All Parking is Local
To borrow a phrase from the world of politics: When it comes to municipalities, all parking is local. Kevin Uhlenhaker, managing director of SLS Insights, which provides technology consulting to the parking industry, goes even further. “Parking is hyper local,” said Uhlenhaker. “Even within a city, the way a university deals with parking is different than downtown.”
But that doesn’t mean that there aren’t common themes in the issues faced by municipalities.
“A lot of our decisions fall into two big baskets: big infrastructure projects and the presentation of parking options to our public,” said Chad Gamble, parking manager for the city of Lansing, Michigan.
Part of a user-friendly solution is effectively communicating all that is available to the customers.

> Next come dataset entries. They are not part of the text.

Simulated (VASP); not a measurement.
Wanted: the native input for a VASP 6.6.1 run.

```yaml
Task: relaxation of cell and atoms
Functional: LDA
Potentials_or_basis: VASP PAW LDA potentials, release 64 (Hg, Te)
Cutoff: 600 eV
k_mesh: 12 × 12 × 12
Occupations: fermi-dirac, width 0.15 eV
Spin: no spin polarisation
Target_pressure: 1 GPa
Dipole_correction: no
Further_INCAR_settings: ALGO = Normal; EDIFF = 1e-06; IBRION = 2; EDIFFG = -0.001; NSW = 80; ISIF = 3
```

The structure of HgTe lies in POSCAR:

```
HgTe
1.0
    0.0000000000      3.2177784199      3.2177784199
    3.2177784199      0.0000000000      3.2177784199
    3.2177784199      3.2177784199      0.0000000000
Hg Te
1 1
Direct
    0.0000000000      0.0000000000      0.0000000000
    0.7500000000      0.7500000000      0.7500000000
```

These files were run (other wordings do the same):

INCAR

“There aren’t any cookie cutter solutions, but there are a couple cookie-cutter problems,” said Julie Dixon, principal consultant with Dixon Resources Unlimited. Coming up with the solutions to these problems lies in identifying the issues that need resolving, utilizing the right tools to implement flexible solutions and then adding sufficient support and enforcement to see them through.
Identifying the Issues
Within each city, there are multiple kinds of parking, each with their own issues, said David Zipper, a visiting fellow at the Harvard Kennedy School’s Taubman Center for State and Local Government who studies urban policy as it relates to transportation and mobility. According to Zipper, these can range from downtown parking garages and street parking (where finding a space is often at a premium, especially at certain times of the week) to suburban locations (where the parking might be free), and even parking at home, where if you park on the street is still part of the public space and therefore, in certain municipalities, might require a permit.
But it’s the downtown city core that usually takes most of the attention because of the issues inherent in people jockeying for spaces on busy work days. “A lot of congestion is people circling for parking,” said Zipper. “It creates pollution and traffic, plus safety risks for pedestrians and bicyclists because people are not focused on the road.”
Dixon points out that many cities don’t address the fact that part of the problem is businesses not providing ample parking for their employees. “In a downtown core, it’s often a challenge to find parking, so employees are parking in premium locations and then moving their cars,” said Julie Dixon. “I know an agency where one employee will take out five car keys and move the cars in and out of spaces.”
Dynamic parking rates are increasingly floated as a way to help reduce demand during those peak hours, according to Zipper, but implementing them requires certain tools.
Finding the Right Tools
Wen Sang, co-founder and CEO of Smarking, which creates business intelligence and management software solutions for municipalities, points out that what people call dynamic pricing is really demand-based pricing. He says to learn what the demand is you have to measure it.
“You can’t manage what you don’t measure,” said Sang, who created the Smarking technology as a way to take information from a variety of sources — parking equipment, mobile payment solutions, digital meters, LPR systems, online reservation apps, etc. — then push them to the cloud and turn them into actionable insights.
“With this kind of infrastructure in place, parking managers can create a holistic understanding of how parking is used,” said Sang. “This then allows them to have the data to take to the city council and make smart city parking policies.”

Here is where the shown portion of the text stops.